Sam Gold | The Gold Standard

The NBA draft is usually one of the following: a bane, a boon, a swing and a miss, a setback - or the pipeline by which the San Antonio Spurs cobble together a perennial contender with unknown role players. Usually. 

For the Sacramento Kings, it is an chance to get fresh talent for their stupefying and potentially inadvertent game of rotation roulette. 

They have picked no higher than 12th in seven years. The draft has emphatically not worked in their favor. Despite drafting talents like Tyreke Evans, DeMarcus Cousins, Thomas Robinson and Isaiah Thomas within the past few years, the worst team in California remains mired in mediocrity in the best Western Conference in recent memory. 

I can't speak to the ethics of wasting talent so predictably; methodology either works or it doesn't, and it would be tough to find an owner - provided you don't seek out pre-2010 Donald Sterling - that hates to win. But there is something cruel about fiddling around with lineups with no apparent endgame, leaving some positions virtually unoccupied and others oversaturated and casting about blindly for a competent core group of guys.

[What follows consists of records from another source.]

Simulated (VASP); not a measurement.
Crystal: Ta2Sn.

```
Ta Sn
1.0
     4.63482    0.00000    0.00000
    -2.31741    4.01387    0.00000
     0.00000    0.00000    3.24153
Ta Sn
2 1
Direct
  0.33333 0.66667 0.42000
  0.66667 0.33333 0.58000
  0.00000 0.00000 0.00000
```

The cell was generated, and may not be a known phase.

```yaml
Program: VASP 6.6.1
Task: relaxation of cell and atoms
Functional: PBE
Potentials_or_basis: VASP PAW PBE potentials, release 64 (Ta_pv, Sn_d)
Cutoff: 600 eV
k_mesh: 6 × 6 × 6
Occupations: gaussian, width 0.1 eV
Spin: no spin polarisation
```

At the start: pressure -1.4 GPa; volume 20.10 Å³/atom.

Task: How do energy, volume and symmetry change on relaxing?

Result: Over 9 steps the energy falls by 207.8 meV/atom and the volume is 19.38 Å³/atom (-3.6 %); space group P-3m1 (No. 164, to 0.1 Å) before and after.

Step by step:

Ineptitude tends not to discriminate; even Lebron James can attest to that (read: Mike Brown, circa mid-2000s). It affects all sorts of players and has in particular tormented the Kings, whose past, present and future were all in jeopardy last year until ownership was transferred. The ramifications are sprawling and occasionally dire, but when it comes to neophyte shooting guard Ben McLemore, they are brought into stark relief. 

McLemore has not had a great season. Shooting just below 37 percent from the field overall and about 31 percent from three, he was omitted - "snubbed," according to the Sacramento Bee - from the rookie showcase during All-Star Weekend. His struggles -- partly attributable to his inexperience, partly to his situation - extend far beyond on-court play. 

Impoverished doesn't even begin to describe his upbringing. Born and raised in Wellston, Miss., McLemore was always hungry. In fact, he attended school in order to eat, never sure of dinner later that evening. 

From birth on, it seems obstacles - the likes of which most people would either shrink from or simply wither amidst - cropped up everywhere. McLemore lived with 15 or more people in a 600-square-foot home, where much of his family still resides. His first high school lost its accreditation and shut down.

McLemore will earn a combined $6 million this year and next, which is to say he and his family should be set for the near-future. Afterward, his bank account, will need to be replenished, a new round of earnings entirely predicated upon whether he meets ruination with the Kings.

The real danger lies not in McLemore's talent, which I believe has been manifest since his high school days, but rather in whether he ever gets a chance to showcase it. Twenty-six minutes per game is ample playing time for a rookie, but they will be of little value if the Kings can't orchestrate a more fluid offense.

In the litany of victims of the Kings' rotation roulette, guys like JimmerFredette come to mind. Like Fredette, McLemore will have many more chances to realize his potential, so the future hardly looks as bleak as I've forecasted. Still, as teams, hamstrung by a more restrictive salary cap, dispense funds more prudently, McLemore will not have as wide a window as did established stars.

For a kid who feels responsible for uplifting his friends, his family and his entire blighted community, that could spell undoing.